AI and Visual Page Design: a Study of Dante’s Commedia in Print - University of Reading Digital Humanities Hub

by Professor Guyda Armstrong, Dr Giles Bergel and Dr Rebecca Bowen

‘Envisioning Dante, c. 1472-c. 1630: Seeing and Reading the Early Printed Page’ (ENVDANTE) offers the first in-depth study of the material features of the early printed page for almost the entire corpus of prints (1472-1629) of Dante’s ‘Comedy’, using cutting-edge machine learning computational technologies and image-matching in addition to book-historical, literary and art-historical approaches. A collaboration between the universities of Manchester and Oxford, it brings together the collections of early printed books at the John Rylands library in Manchester; the Visual Geometry Group, a leading visual AI research group at Oxford; and scholars in Italian studies, book and art history in both institutions. It commenced in 2023 by digitising the Dante collection at the Rylands, by far the most comprehensive in the UK and scarcely rivalled elsewhere, including almost all extant editions from the beginning of printing in Europe. The editions range from sumptuous folios to plain-text editions for the mainstream educated readership: many of the early copies are hand-decorated: some are annotated with corrections, comments or marks of ownership and of use.

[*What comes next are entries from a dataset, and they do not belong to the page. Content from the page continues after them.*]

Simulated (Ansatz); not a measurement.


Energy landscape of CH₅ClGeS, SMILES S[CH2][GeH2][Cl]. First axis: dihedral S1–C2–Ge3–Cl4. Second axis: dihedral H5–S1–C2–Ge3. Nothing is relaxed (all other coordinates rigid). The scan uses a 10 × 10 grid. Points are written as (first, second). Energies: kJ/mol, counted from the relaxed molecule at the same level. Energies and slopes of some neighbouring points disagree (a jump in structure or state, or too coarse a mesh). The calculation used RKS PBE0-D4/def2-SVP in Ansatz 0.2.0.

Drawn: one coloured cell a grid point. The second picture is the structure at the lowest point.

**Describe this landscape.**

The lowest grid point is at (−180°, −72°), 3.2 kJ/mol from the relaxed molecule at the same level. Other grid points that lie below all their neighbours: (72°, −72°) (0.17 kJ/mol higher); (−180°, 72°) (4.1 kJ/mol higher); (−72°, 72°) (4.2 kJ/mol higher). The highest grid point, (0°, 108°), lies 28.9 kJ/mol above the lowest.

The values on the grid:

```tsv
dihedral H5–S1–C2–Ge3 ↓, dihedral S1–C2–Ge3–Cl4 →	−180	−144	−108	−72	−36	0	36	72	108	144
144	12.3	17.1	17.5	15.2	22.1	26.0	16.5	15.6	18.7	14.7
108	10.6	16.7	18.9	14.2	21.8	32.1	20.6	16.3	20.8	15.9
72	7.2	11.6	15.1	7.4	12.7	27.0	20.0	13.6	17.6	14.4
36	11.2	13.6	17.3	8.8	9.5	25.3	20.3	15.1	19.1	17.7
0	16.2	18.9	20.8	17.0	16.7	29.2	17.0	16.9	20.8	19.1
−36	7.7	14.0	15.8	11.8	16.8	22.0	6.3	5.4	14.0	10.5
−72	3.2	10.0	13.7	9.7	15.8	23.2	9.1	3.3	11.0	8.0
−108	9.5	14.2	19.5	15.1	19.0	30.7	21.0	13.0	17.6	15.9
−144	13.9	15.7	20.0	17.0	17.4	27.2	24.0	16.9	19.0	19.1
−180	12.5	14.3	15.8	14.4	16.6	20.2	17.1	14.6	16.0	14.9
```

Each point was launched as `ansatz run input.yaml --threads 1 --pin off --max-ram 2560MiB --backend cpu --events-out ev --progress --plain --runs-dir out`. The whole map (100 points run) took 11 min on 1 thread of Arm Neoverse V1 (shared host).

While the body of scholarship on Dante’s text is immense, as to a lesser extent is that on the illustrations, scant attention has been paid to the printed editions as an assembly of discrete elements on the page, or what we would now call ‘graphic design’. Whereas the text of the poem is consistent and uniform, printers adopted a variety of approaches to its rendition. Sometimes these were conscious choices, involving the commissioning of new artwork or commentary, or formal innovations such as the addition of indexes or title-pages. At other times, printers simply inherited stylistic conventions or physical materials such as woodblocks, or else made their best guess as to readers’ expectations and what the market would bear. A panoply of compromises, expediencies and hacks forms a vital part of all presswork, in which the text may be a given, but its setting out on the page is far from fixed.

This project aims to disentangle the conscious choices, inherited materials and forms of labour that together make up the book as printed and decorated by hand. It employs several forms of computer vision, all profoundly influenced by general developments within machine learning and related technologies over the past few decades, including several that are, revealingly, not generally considered to be ‘AI’. As important as algorithms are manual annotation and the use of Library metadata, based on decades of curatorial work in the same way as contemporary machine-learning models rely on vast pools of manual labour in training and evaluation. The project strives for transparency, and will be releasing images, metadata, annotations and downstream trained models as part of a set of outputs that will additionally include journal articles, a digital exhibition and the books themselves, digitised and enriched with the project’s own findings.

The project began with a pilot exercise in 2018 that aimed to test the potential of generic segmentation models based on deep learning for page layout analysis. These experiments continued in earnest in 2023, following the award of funding and the arrival of two postdoctoral research assistants, Rebecca Bowen and Gloria Moorman who have been working with Giles Bergel and colleagues at VGG (prominently, David Pinto, Prasanna Sridhar, Guanqi Zhang and Andrew Zisserman) to create training data and to validate the results of machine segmentation. Results so far are encouraging: the model (Mask-RCNN pretrained on COCO) has been augmented to detect such prominent (and relatively consistent) features as initial capitals, illustrations, running titles and the text of the poem itself with a good degree of accuracy. Where the model struggles (such as with irregular or small features) this may draw our attention to those page-elements that are historically unstable, or to design improvisations that are more occasional than typical. As digital humanists, we view such findings as equal to high scores for standard precision and recall evaluations.

A page of an early printed edition of Dante annotated with boxes labelled with the parts of the page to which they belong, such as ‘Illustration’, ‘Running Title’ and ‘Text’.

Alongside page layout analysis, the project is also performing image-matching on the books’ visual elements – their illustrations, ornaments or large initial capitals. This work package utilises VGG’s VISE software, used by several other book-historical projects, to match impressions derived from individual printing surfaces – woodblocks or metal plates: showing the industrial logic behind book production, it can reveal hidden relationships between printers renting their presses or sharing materials. We also plan to ‘collate’ copies of the same edition to uncover stop-press corrections and other copy-specific features and have already profitably experimented with VGG’s Image Compare tool.

While the digital analysis is the project’s focus, using both so-called ‘classical’ computer vision and more modern methods employing deep learning, the research directs our attention back to the books themselves, in search of the human agencies behind their production, ownership and use. By looking at books with machine vision, we hope not to replace but to enhance the human eye – AI as augmented as much as artificial intelligence.

Envisioning Dante is funded until 2025 by the Arts and Humanities Research Council (AH/W005220/1)